Met hired lawyers to contest the findings of G20 protest inquiry

Scotland Yard's most senior officer in charge of policing protests saidtoday that he would support a government inspectorate which has proposed a radical overhaul of public order policing.

Assistant commissioner Chris Allison said police would in the future be "far more explicit" about their commitment to facilitating peaceful protest, the main proposal made in an inquiry headed by Denis O'Connor, the chief inspector of the constabulary.

O'Connor's inquiry was launched in the aftermath of the Metropolitan police's controversial handling of the G20 protests, which saw several thousand protesters contained by officers in so-called "kettles" near the Bank of England. A newspaper-vendor, Ian Tomlinson, died after being pushed by a member of the Met's territorial support group.

Bild: London

The full report by Her Majesty's Inspectorate of Constabulary (HMIC), outlining major reform for policing protests, will be published next month. However, the Guardian understands the Met hired lawyers to object to a central recommendation made in its interim findings.
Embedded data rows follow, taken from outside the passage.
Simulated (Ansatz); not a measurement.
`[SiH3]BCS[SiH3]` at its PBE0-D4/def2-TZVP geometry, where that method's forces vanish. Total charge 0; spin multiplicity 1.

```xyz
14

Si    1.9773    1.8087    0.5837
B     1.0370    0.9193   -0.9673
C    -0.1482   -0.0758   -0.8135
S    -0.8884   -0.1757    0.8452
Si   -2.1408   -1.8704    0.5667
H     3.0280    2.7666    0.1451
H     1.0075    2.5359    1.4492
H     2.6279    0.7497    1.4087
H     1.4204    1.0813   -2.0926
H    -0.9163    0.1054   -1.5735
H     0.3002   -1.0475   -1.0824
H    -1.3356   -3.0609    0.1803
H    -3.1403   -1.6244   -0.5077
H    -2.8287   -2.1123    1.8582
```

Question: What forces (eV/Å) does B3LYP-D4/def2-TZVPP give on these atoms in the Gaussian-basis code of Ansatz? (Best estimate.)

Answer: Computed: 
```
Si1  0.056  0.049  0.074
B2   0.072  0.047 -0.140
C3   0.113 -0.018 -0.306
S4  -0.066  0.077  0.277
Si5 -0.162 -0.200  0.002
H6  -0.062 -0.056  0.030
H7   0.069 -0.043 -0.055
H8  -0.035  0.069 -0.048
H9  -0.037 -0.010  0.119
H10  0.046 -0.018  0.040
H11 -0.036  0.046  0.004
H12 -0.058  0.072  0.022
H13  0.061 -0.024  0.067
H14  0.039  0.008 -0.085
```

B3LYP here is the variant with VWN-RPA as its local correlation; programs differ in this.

HMIC sources said the Met instigated a "huge battle" with inspectors, who were attempting to bring the force's approach in line with human rights obligations to facilitate peaceful assembly. The HMIC was forced to pay for its own senior barrister, whose legal advice found in their favour.

A Home Office source said the Met was still resistant to change, and "the battle is far from won" over the right approach to demonstrations. Allison disputed that, saying that despite legal objections submitted during the drafting process, he was squarely behind the HMIC.

"We have signed up as an organisation," he said. "If you look at the way we policed Climate Camp in August, look at the way we policed many, many other events, we have recognised the proposals [made by O'Connor] and have embedded them into what we are doing."

He said lawyers were called in for "a discussion about where are the points of law on this". "The two sets of lawyers, and I wasn't sitting in the room at the time when the lawyers were talking this all through, were trying to ensure we had a common understanding.

"We had some very fruitful discussions that took place so that we all had a common understanding of the way forward. What we've done, by getting lawyers together, is recognise how we can get a better understanding of what the law says and what we should be doing as an organisation. As a result of that, a good HMIC report has come out."

However, HMIC sources said the Met's opposition led to a delay in the publication of its interim findings in July. "There was a huge battle about this," one source said.

"The Met wouldn't accept that wasn't the right starting point. If you define something as unlawful, you are going to police it in the wrong way. This was not a straightforward [case of] 'police accept it and on we go'."

O'Connor is understood to have been backed in the dispute by Sir Hugh Orde, the new president of the Association of Chief Police Officers. The HMIC human rights-centred approach is loosely-based on a model created by Orde in his former job as chief constable of the Police Service of Northern Ireland.

"Hugh Orde has been very positive, and has much more of a sense of the human rights approach," the source added. "He is more alive as to how all this works."

The Met is understood to have hired lawyers after the learning the HMIC would criticise the force's interpretation of public order legislation. The inspectors found its "unlawful" interpretation of G20 protests was inconsistent with article 11 of the European convention on human rights, which protects the right to peaceful assembly.

As a result of their legal analysis, senior officers had judged large crowds that had gathered in the City of London in April to be engaging in "unlawful protest". The inspectors also found that police had wrongly assumed that, because they had not been notified of marches around the G20 on 1 April, protesters taking part were breaking the law. The Met also judged that protesters gathering peacefully on roads had been obstructing the highway.

HMIC officials countered that police were in fact duty-bound to assess whether any disturbance caused by an obstruction was "unreasonable", given that protesters were simultaneously exercising their human rights to expression and assembly.

The final draft of the report found against the Met, stating: "The correct starting point is the presumption in favour of facilitating peaceful protest."